Nike jumps after JPMorgan upgrade and price target hike
After a messy stretch, analysts say the sneaker retailer could be finally lacing up for a rebound.
Nike shares were up nearly 3% Monday morning, helping lead S&P 500 gains, after JPMorgan upgraded the stock to “overweight” (or “buy”) from “neutral” as the swoosh comes back in style.
The firm also raised its price target for the stock to $93 from $64 by December 2026, saying the retailer is finding its footing again after months of soft sales and heavy discounting.
Nike expects to get inventory back in sync with demand by the end of fiscal Q2 2026, after taking $500 million in charges to clear out unsold merchandise in the back half of this year. That cleanup could help set up easier revenue comparisons next year, JPMorgan said.
Wholesale retailers are also starting to place more orders, especially in key markets like North America and Europe, a potential sign that demand is picking up. Meanwhile, new running and basketball sneaker drops are also starting to gain popularity.

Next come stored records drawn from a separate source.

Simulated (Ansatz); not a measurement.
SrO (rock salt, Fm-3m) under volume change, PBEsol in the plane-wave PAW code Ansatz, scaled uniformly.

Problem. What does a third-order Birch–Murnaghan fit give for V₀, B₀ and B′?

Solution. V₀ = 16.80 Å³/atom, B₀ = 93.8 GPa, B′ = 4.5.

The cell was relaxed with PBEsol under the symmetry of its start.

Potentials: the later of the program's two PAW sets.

Nike’s margins, which have been hit hard by heavy promos and inventory buildup, are expected to recover slowly. JPMorgan now sees operating margin climbing to 10% by 2028, nearly double the estimated 5.3% expected for fiscal 2026. JPMorgan also lifted its full-year 2026 earnings estimate to $1.32 a share, but still below the Street’s $1.62 forecast.
Last month, Nike shares jumped double digits after the retailer topped Wall Street’s earnings expectations, citing a better-than-expected sales outlook and less margin pressure from tariffs.
Nike shares are now up nearly 7% year to date.